Nearly every IT contractor experiences it at least once in their career. You’re working hard on a contract for your client and suddenly you get the phone call from your recruitment agency — your contract is being terminated. You may have expected it, but other times, it comes out of the blue and knocks you down. Shocked as you are and with all of the emotions flooding, how you react speaks volumes about your character and will impact your future contract opportunities.
A sudden contract end can be a slap in the face. When you’re caught off guard, a mix of questions and emotions run through you and it’s okay to be angry. Still, as an independent contractor, you also need to remain professional and keep that solid reputation you’ve been building all of these years.
Fighting the news rarely helps, so instead, work with the client and recruiter to pass off knowledge and complete the necessary steps so you can all move on. During the process, ask questions to understand the situation and circumstances of your termination. Are there business factors beyond the control of your immediate manager and recruiter? Was the entire project cancelled? Or were you not fitting into the team? These answers will help you learn for future situations and they will also help you explain the abrupt end to future recruiters and clients.
As things settle down, take a bit of time for yourself. Time to reflect and calm down is crucial whether it’s a few hours, days, or weeks. During this period, you can evaluate your goals and skills to decide what kind of contract you’d like to work on next. Do you need to brush up on any skills? Is there an industry or project you should go after? Are you still happy with your recruiter? Is contracting still for you or is it time to switch back into a permanent position?
While it’s not necessary to jump right back into the job search hours after losing your contract, laying the groundwork recommended. Update your status on LinkedIn and, if it’s not already done, switch your job search preferences on LinkedIn to “Open to new opportunities.” Update your resume as quickly as possible while your project is still fresh in your mind (eliminate any emotions) and upload it to your favourite job boards. These steps will have recruiters looking for you before you even know of the contracts available. Finally, get in touch with a manager or fellow contractor with whom you are still on good terms to ask if they will act as a reference (note, this is not the time to discuss the politics of your termination).
Starting the Job Search
Before starting the in-depth job search, be prepared to talk about the termination. If a recruiter or client asks about the shorter contract or how it ended, have a professional, objective response prepared. That means having the humility to own up to your short comings and, if the client was completely wrong and you believe it was an unethical termination, having the professionalism to refrain from any negativity. A bad attitude can burn bridges and make you appear to be a risky contractor.

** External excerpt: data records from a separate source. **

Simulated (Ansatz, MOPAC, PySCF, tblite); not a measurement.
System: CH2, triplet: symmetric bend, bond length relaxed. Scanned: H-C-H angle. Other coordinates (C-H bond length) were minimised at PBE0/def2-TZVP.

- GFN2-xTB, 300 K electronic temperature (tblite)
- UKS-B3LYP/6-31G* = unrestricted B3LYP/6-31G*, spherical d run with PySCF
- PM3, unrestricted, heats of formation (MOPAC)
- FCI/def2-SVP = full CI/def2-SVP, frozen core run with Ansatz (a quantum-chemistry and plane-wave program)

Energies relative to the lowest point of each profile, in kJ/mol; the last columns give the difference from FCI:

Everything else is business as usual! Start networking, applying to jobs, meeting with recruiters and doing what you do best to find that next gig!
If you were caught off guard this time, don’t let it happen again. The pure nature of independent contracting means that sometimes mandates end without notice. Always be networking with industry professionals and recruiters to know what’s happening in the market. Take interviews, learn about opportunities and be aware of competitive rates, even if you’re on what you think will be a long-term contract. It’s also prudent to plan financially and ensure there is a reserve of cash available if you suddenly find yourself without a pay cheque.
Nobody likes losing a job. It’s stressful, terrifying, and a shot to your self-esteem. That being said, it happens, especially when contracting. If the thought really concerns you, we recommend discussing your contracts with a lawyer. The investment may not prevent you from ever being terminated, but it will mitigate your risk and ensure you’re well prepared if the worst does happen.